I did something very similar to this @allenh about 15 years ago to use as a London commuter. Motor rear wheel in a Giant rigid aluminium ATB. It worked perfectly and got me into work on time day after day for a couple of years.
I really wouldn’t worry about the strength of your old frame tubes & components etc, it’s not like you’re planning on “sending” it or tackling rough stuff.

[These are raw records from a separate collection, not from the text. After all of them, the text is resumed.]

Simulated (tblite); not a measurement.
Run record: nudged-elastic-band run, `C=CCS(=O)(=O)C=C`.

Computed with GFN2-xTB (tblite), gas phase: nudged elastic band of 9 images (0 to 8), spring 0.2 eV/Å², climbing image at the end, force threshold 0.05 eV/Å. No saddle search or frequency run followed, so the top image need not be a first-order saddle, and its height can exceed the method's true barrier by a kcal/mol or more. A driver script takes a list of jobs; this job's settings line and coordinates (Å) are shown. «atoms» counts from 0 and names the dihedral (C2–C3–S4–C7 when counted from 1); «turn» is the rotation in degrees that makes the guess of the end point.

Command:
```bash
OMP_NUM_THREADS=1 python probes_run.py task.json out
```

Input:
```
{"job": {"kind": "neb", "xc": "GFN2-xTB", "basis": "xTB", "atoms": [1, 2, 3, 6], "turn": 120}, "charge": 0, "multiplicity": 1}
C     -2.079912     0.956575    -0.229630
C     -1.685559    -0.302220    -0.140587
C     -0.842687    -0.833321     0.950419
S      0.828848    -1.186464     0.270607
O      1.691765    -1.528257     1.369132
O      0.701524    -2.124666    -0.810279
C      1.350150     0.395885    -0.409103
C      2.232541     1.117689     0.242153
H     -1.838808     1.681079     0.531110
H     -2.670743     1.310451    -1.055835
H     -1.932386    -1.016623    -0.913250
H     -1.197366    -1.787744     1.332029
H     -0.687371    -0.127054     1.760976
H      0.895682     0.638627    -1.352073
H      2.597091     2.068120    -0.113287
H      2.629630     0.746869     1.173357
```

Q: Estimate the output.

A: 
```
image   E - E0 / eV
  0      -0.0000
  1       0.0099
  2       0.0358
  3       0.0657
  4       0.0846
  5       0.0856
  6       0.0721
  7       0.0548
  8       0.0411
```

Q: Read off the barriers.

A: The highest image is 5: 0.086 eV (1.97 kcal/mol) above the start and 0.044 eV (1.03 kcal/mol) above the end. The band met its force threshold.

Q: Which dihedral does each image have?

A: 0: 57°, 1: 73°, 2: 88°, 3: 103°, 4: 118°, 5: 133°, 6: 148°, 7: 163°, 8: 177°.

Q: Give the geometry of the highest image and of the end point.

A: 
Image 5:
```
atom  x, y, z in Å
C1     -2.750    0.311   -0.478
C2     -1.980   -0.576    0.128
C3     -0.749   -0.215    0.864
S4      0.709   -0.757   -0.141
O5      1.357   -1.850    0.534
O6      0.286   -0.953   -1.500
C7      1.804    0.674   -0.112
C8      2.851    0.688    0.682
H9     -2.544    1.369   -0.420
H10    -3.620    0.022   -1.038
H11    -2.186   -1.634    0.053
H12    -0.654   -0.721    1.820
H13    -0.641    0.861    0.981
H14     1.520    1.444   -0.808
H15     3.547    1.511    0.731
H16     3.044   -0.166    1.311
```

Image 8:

TBH @Peachy! against the strain I put much lower quality frames through with the weight I put on them and the heights I used to jump them as a child riding around the bomb crater strewn woods of Kent, what I'm asking of this frame is a doddle
 
I don't have a degree in anything, especially mechanical engineering but my semi-proffesional guess is that if an e-bike didn't require a re-enforced, strengthened,over dimensioned frame to accomadate for the extra weight and stresses caused by the implementation of a motor, then the engineers at the makers of these bikes, would not have designed them like that and the EU would not have decided that e-bikes should pass a suitability test. Reynolds 531 may not survive the increased stresses and strains. You may not survive the crash and your insurance company may not pay out. My advice is a helmet that fits properly and isn't from the middle of the 90's, at least. Good luck.

A lot of bikes will have carried heavier loads than a battery & motor via commuting or touring - although admittedly not on their bottle cage mounts so worth keeping an eye out for cracks on the down tube.